And finally, the most inspiring of all, I thought:
Today, what's missing in the New Orleans and Baton Rouge labor movement is [Bush] attacked Davis-Bacon, attacked prevailing wages, attacked workers' rights to organize, and so far we ain't done nothin' about it.
Our silence is betrayal! We should be marching in Baton Rouge today. We should be marching and demanding, "How can you be parading and profiling in Port Arthur and Mississippi and Alabama and Louisiana, and then fight to condemn workers to poverty wages?" There's a labor movement in town, and we ain't gonna take it! There is a labor movement in town!
We are not going to take prevailing wages being cut. We are not going to accept right-to-work. We want the right to organize. There's a labor movement in town!
. . . I am not pleased with the Democrats, and I am not scared of Republicans. It's time to fight back in an independent kind of way. It's time to fight back. We need a labor political movement. We need a Workers' Party. We must fight for workers' rights, health care, jobs, justice, education, housing.
This land is our land. (Applause) I am not pleased with the Democrats, and I ain't scared of the Republicans. I've come to fight today. Can I get a witness? Let me hear you scream!
There are Republicans who want right-to-work laws. There are Democrats who are not fighting against them. Then there's us. "Us" needs our own political movement to protect us's interests.

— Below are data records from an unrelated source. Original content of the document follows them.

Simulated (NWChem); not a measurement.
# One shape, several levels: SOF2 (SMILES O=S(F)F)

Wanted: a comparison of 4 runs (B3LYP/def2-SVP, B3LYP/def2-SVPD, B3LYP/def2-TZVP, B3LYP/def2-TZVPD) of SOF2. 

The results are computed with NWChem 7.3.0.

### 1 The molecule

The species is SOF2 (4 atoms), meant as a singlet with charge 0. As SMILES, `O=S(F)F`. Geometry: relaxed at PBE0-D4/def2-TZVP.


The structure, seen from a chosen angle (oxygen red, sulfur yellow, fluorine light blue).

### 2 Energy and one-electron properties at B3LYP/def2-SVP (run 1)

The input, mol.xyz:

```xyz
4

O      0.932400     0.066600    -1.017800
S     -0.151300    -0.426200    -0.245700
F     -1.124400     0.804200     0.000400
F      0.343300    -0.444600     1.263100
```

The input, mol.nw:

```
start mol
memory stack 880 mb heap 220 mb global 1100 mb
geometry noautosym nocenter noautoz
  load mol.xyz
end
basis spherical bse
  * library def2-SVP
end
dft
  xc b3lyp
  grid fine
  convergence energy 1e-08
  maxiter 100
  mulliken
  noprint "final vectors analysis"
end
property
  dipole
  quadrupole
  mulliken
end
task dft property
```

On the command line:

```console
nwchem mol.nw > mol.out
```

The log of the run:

The whole speech is wonderful, and captures the essence of progressive, left wing values by way of Reverend Jackson's forte - the Bible. Read it, and find me a Democrat who will say the same in public and on the record, and follow through on it. Because until we do, that Workers Party he mentioned sounds pretty damned good. I'll get nailed for that, I know, but one does not sacrifice one's principles simply because the only other political party doesn't happen to agree.